Here you can start to see how paths are handled differently on each OS. The attribute sep is short for separator, which is the file separator Python needs to use on each OS. On Windows, that’s the double backslash, \\. On non-Windows systems, that’s a single forward slash, /. You can also see how the is_supported attribute is set, based on the value of os.name.

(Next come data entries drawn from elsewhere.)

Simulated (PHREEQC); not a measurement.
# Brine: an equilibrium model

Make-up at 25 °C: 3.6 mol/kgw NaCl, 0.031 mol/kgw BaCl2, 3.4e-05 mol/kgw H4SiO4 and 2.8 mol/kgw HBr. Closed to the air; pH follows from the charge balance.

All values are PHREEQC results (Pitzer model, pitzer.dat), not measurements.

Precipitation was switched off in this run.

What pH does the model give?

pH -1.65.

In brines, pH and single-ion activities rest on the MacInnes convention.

I won’t include it here directly, but if you look at the source for WindowsPath there are a number of longer comments that document what people have learned about handling paths on Windows systems over the course of developing and maintaining the pathlib module. One longer comment begins: Interesting findings about extended paths. The people who develop and maintain these libraries don’t start out knowing everything about each operating system. They’ve just carefully defined what they want the library to be able to do, researched how to make that happen, and documented their findings so that others don’t have to repeat all that work.

The _Flavour class

Both _WindowsFlavour and _PosixFlavour inherit from _Flavour. That base class provides some functionality for dealing with classes on specific operating systems. I’ll show one small part of that class:

class _Flavour(object):
    """A flavour implements a particular (platform-specific)
    set of path semantics.
    """

    def __init__(self):
        self.join = self.sep.join

    ...

If you haven’t come across it yet, join() is a built-in string method. It lets you do things like this:

>>> flavors = ['chocolate', 'vanilla', 'strawberry']
>>> ', '.join(flavors)
'chocolate, vanilla, strawberry'

The join() method lets you specify a separator, in this case a comma followed by a space. It then joins all the items in a sequence into one string, using that separator.

Consider this line of code from _Flavour.__init__():

self.join = self.sep.join

This overrides the built-in join method, and makes it so that calling join() on a path always uses the separator that’s appropriate for the current operating system.

Most of this code is meant for internal use, but we can play around with some of these attributes and methods if we understand how everything fits together.

Let’s explore this in a terminal session, starting on macOS. Here’s the path we’ve been working with:

>>> path = Path('static/note_images/a1.png')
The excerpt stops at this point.